Act 6 grants residential mortgage debtors the right to be notified in writing of certain specific information at least thirty days before the mortgage lender can accelerate the maturity of the mortgage obligation, commence any legal action, or take possession of any security of the debtor. The notice must "clearly and conspicuously state . . . [t]he right of the debtor to cure the default . . . and exactly what performance including what sum of money, if any, must be tendered to cure the default." 41 P.S. § 403(c).

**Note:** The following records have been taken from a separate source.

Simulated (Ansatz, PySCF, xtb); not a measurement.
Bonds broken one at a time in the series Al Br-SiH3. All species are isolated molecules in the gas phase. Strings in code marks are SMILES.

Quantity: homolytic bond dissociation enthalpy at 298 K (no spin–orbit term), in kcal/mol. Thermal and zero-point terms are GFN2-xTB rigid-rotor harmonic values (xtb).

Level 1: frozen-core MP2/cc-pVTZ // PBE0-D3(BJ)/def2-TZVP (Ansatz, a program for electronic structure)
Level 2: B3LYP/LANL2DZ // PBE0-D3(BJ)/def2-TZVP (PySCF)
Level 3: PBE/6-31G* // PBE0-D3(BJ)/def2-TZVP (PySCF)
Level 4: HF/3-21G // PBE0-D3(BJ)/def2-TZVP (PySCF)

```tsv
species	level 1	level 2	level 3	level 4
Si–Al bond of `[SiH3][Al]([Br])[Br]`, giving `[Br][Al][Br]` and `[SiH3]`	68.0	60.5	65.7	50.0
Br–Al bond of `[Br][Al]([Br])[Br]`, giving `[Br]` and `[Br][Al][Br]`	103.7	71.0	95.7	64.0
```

Plaintiff argues, and I agree, that the notice of foreclosure plaintiff received is far from clear as to what sum of money had to be tendered at what time to cure the default. Paragraph 2 of the notice provides a chart demonstrating what payments were due at what times, and how the total amount due had been calculated. This paragraph, standing alone, is comprehensible. Paragraph 3 of the notice then states: "YOU MAY CURE THE DEFAULT AND RESTORE THE MORTGAGE TO THE SAME POSITION AS IF THE DEFAULT HAD NOT OCCURRED BY PAYING TO US IN FULL THE AMOUNT OF $619.66 WITHIN THIRTY-FIVE (35) DAYS AFTER THE DATE OF THIS NOTICE . . ." Of course, as explained in paragraph 2 of the notice, the full $619.66 would only have become due near the end of the thirty-five day period when plaintiff's next monthly payment and additional late fees were added to the total amount required to cure the default.[2]
In paragraph 5, the notice explains:
Notwithstanding the provisions of any other law, YOU HAVE THE RIGHT TO CURE THE DEFAULT as follows:
A. During the thirty-five (35) day period following the date of this notice by:
(1) PAYING OR TENDERING PAYMENT OF THE SUM STATED IN *985 PARAGRAPH NUMBERED 3 OF THIS NOTICE AS PROVIDED IN PARAGRAPH NUMBERED 3 OF THIS NOTICE:
(a) IF PAYMENT IS MADE OR TENDERED DURING THIS THIRTY-FIVE (35) DAY PERIOD, BUT AFTER THE 17th DAY OF THIS MONTH, add AN ADDITIONAL LATE CHARGE PAYMENT OF $2.44.
(b) IF PAYMENT IS MADE OR TENDERED NEXT MONTH, BUT WITHIN THIS THIRTY-FIVE DAY PERIOD, add ANOTHER MONTHLY PAYMENT of $121.98 and add ANOTHER LATE CHARGE IF PAYMENT IS MADE OR TENDERED AFTER THE 17th DAY OF THAT MONTH.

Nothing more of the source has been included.